The algorithmic core of the entire practical syllabus — search, sort, and string manipulation algorithms you must be able to code from memory, not just describe.
Array searching algorithms:
| Algorithm | How it works | Requirement |
|---|---|---|
| Sequential (linear) search | Checks each element one by one from the start until found or the array ends | Works on any array, sorted or not |
| Binary search | Repeatedly checks the middle element and eliminates half the remaining array each time based on whether the target is higher or lower | Requires the array to already be SORTED |
Array sorting algorithms:
| Algorithm | How it works |
|---|---|
| Selection sort | Repeatedly finds the smallest (or largest) remaining unsorted element and swaps it into its correct position |
| Improved selection sort | Same idea, but avoids unnecessary swaps when the element is already in the correct position |
| Bubble sort | Repeatedly compares adjacent elements and swaps them if out of order, 'bubbling' the largest values to the end each pass |
| Bubble sort with a flag | Adds a Boolean flag that tracks whether any swap occurred in a pass — if no swaps happened, the array is already sorted and the algorithm can stop early (an execution efficiency improvement) |
Example
// Bubble sort with a flag boolean swapped; do { swapped = false; for (int i = 0; i < arr.length - 1; i++) { if (arr[i] > arr[i + 1]) { int temp = arr[i]; arr[i] = arr[i + 1]; arr[i + 1] = temp; swapped = true; } } } while (swapped);
Other essential array operations: inserting an element (shifting later elements to make room), deleting an element (shifting later elements to close the gap), and removing duplicates — for both simple data types and arrays of objects (comparing relevant object fields instead of the whole object).

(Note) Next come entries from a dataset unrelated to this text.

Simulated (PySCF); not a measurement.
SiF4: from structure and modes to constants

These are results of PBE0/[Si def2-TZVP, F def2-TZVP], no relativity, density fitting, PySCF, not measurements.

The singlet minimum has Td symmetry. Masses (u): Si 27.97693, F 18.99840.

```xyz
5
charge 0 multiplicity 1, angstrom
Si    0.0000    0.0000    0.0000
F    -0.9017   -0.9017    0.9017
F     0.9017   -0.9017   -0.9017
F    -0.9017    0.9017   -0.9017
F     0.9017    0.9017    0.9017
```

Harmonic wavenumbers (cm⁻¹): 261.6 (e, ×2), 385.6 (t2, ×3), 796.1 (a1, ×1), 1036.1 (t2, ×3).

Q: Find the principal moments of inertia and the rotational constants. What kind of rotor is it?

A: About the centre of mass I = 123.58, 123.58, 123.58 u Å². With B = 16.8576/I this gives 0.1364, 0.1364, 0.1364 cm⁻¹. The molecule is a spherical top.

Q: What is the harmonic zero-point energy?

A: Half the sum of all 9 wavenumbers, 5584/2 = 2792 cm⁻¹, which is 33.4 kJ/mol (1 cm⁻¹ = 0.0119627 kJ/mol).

String manipulation algorithms:
Example
// Converting "Fred John Smith" to "FJ Smith" String[] parts = fullName.split(" "); String initials = ""; for (int i = 0; i < parts.length - 1; i++) { initials += parts[i].charAt(0); } String result = initials + " " + parts[parts.length - 1];
A key exam skill: identifying patterns in duplicated code to recognise where a reusable method with parameters would be more efficient than repeating similar logic multiple times (linking back to 11.4.1 and 11.4.6).
💡 Exam Tip
Binary search is the single most common 'explain why this fails' trap: it ONLY works correctly on a sorted array — if asked to debug a broken binary search, always check whether the array was sorted first.